To overcome the challenge of low-light spike streams, i.e. the recorded information is sparse (see Fig.1), we propose a light-robust reconstruction method that can fully utilize temporal information of spike streams. It is beneficial from two modules: 1. A light-robust representation, LR-Rep. 2. A fusion module. As shown in Fig. 3, to recover the light intensity information at time $t_{i}$ , $\mathbf{Y}_{t_{i}}$ , we first calculate the light-robust representation at time $t_{i}$ , written as $\mathbf{Rep}_{t_{i}}$ . Then, we use a ResNet module to extract deep features, $\mathbf{F}_{t_{i}}$ , from $\mathbf{Rep}_{t_{i}}$ . $\mathbf{F}_{t_{i}}$ is fused with forward (backward) temporal features as $\mathbf{F}_{t_{i}}^{f}$ ( $\mathbf{F}_{t_{i}}^{b}$ ). Finally, we reconstruct the image at time ${t_{i}}$ , $\mathbf{\hat{Y}}_{t_{i}}$ with $\mathbf{F}_{t_{i}}^{f}$ and $\mathbf{F}_{t_{i}}^{b}$ .

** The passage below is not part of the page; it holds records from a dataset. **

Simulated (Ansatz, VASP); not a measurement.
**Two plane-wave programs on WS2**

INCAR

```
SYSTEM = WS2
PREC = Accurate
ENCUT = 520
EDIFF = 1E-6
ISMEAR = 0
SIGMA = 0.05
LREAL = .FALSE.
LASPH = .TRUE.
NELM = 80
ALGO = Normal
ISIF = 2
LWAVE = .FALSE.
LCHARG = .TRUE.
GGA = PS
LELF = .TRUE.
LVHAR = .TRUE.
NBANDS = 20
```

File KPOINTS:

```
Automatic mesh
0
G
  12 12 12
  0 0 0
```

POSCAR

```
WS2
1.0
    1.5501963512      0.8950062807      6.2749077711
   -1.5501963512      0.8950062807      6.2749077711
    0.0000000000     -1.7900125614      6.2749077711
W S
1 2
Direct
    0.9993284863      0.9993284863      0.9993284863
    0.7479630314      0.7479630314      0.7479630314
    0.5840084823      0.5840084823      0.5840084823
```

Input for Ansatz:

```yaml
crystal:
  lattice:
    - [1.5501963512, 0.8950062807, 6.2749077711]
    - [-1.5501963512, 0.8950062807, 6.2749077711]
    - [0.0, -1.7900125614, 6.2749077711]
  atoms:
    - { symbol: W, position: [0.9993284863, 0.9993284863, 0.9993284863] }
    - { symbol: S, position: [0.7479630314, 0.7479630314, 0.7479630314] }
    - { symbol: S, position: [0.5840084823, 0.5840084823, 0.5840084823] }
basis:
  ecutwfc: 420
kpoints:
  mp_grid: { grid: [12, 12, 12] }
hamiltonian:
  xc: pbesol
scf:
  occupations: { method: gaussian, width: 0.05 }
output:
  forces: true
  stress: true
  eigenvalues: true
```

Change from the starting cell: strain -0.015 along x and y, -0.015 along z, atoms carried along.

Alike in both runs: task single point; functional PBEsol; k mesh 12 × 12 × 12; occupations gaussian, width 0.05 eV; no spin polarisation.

4.3 Light-robust Representation

As shown in Fig. 4, a light-robust representation, LR-Rep, is proposed to aggregate the information in low-light spike streams. LR-Rep mainly consists of two parts, GISI transform and feature extraction.

GISI transform Calculating the local inter-spike interval from the input spike stream is a common operation [3, 39] and we call it as LISI transform. Different from LISI transform, we propose a GISI transform that can utilize the release time of forward and backward spikes to obtain the global inter-spike interval $\mathbf{GISI}_{t_{i}}$ . It needs to be performed twice, i.e. once forward and once backward respectively. Taking GISI transform backward as an example, it can be summarized as three steps as shown in Fig. 5. GISI transform can extract more temporal information from spike streams than LISI transform as shown in Fig. 6.

Feature extraction After GISI transform, we separately extract shallow features of $\mathbf{GISI}_{t_{i}}$ and input spike stream, $\mathbf{F}_{G}$ and $\mathbf{F}_{S}$ through convolution block. Finally, $\mathbf{Rep}_{t_{i}}$ is obtained by an attention module where $\mathbf{F}_{G}$ and $\mathbf{F}_{S}$ are integrated, i.e.

	$\displaystyle[\mathbf{\upbeta}_{t_{i}},\mathbf{\upalpha}_{t_{i}}]=Att([\mathbf{F}_{G},\mathbf{F}_{S}]),$		(3)
	$\displaystyle\mathbf{Rep}_{t_{i}}=\mathbf{\upbeta}_{t_{i}}\mathbf{F}_{G}+\mathbf{\upalpha}_{t_{i}}\mathbf{F}_{S},$		(4)

where $Att(\cdot)$ denotes an attention block including 3-layer convolution with 3-layer activation function and $\mathbf{Rep}_{t_{i}}$ is our LR-Rep at time ${t_{i}}$ .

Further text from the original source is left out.